# Aerangis hyaloides



## eggshells (Jan 28, 2015)

Miniature species mounted on a piece of bark about 3x3 inches give or take.




Aerangis hyaloides by paphioman, on Flickr

A close up view of the flower. 




Aerangis hyaloides by paphioman, on Flickr


----------



## Ozpaph (Jan 29, 2015)

a true gem!


----------



## NYEric (Jan 29, 2015)

Very good blooming. You must have tropical conditions in you growing area!


----------



## Markhamite (Jan 29, 2015)

Wow. Flowers look paper thin. Very delicate. Nice!


----------



## Secundino (Jan 29, 2015)

Wow - the is the star of the week at ST!


----------



## Clark (Jan 29, 2015)

So many flowers. Just a few leaves.
Nice pop.


----------



## eggshells (Jan 29, 2015)

Thanks, It is almost translucent when you look at it very closely.


----------



## Erythrone (Jan 29, 2015)

Very nice! Well grown! I wonder why I don't have this species in my collection...


----------



## mSummers (Jan 29, 2015)

Nice!


----------



## e-spice (Jan 29, 2015)

That's beautiful. Very impressively grown.


----------



## SlipperFan (Jan 29, 2015)

Wonderful little plant. The translucency is special!


----------



## jjkOC (Jan 29, 2015)

Beautiful, I especially like the close-up shot! Like a flower made of ice! So pretty!


----------



## cnycharles (Jan 30, 2015)

Very nice


----------



## Migrant13 (Jan 30, 2015)

Love it! So well grown and a beauty.


----------



## Wendy (Feb 1, 2015)

Spectacular! What kind of humidity do you give it?


----------



## Stone (Feb 2, 2015)

Lovely.


----------



## eggshells (Feb 2, 2015)

Wendy said:


> Spectacular! What kind of humidity do you give it?

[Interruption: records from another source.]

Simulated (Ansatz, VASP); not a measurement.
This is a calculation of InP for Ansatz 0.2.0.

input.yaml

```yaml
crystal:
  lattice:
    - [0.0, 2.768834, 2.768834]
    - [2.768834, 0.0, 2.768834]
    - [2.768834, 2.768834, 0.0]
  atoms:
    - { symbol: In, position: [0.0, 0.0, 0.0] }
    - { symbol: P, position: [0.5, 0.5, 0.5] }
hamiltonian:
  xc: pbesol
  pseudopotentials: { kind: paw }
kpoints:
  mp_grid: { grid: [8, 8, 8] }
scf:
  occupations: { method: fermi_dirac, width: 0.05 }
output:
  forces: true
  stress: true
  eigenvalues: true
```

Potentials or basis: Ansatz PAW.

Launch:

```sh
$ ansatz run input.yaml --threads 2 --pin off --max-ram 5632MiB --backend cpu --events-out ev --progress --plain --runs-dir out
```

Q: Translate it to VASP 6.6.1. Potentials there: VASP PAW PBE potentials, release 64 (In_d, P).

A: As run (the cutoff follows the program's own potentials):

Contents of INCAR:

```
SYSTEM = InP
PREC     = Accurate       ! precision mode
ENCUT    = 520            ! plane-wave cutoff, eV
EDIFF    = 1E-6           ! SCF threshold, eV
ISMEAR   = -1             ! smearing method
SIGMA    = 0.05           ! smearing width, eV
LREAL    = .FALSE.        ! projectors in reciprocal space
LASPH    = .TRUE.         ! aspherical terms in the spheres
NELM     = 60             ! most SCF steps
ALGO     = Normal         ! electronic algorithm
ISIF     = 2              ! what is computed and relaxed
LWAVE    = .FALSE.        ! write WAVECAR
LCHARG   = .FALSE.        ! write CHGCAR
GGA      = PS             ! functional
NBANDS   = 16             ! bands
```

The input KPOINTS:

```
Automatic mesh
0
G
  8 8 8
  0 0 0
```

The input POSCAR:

Wendy, too low... Only 50%. But the mount is sitting in a few mm of water so it probably evaporates and give it the humidity that it needs. I also spray it everyday in the morning.


----------



## Wendy (Feb 2, 2015)

Thank you....so there is hope that this one would do well in my conditions. :clap:

PS....where did you get it?


----------



## KyushuCalanthe (Feb 2, 2015)

Beautifully grown and flowered - pristine.


----------



## eggshells (Feb 2, 2015)

Wendy said:


> Thank you....so there is hope that this one would do well in my conditions. :clap:
> 
> PS....where did you get it?



Hi Wendy, I think you can grow everything seeing all your photos from before. If you are able to grow that sanderianum you posted a while back, then this is nothing compared to that. :rollhappy:

I bought it from H&R when society did their group order. I used to have more of this but I gave and sell some away. I still have a bigger slab of this and will post it tonight.


----------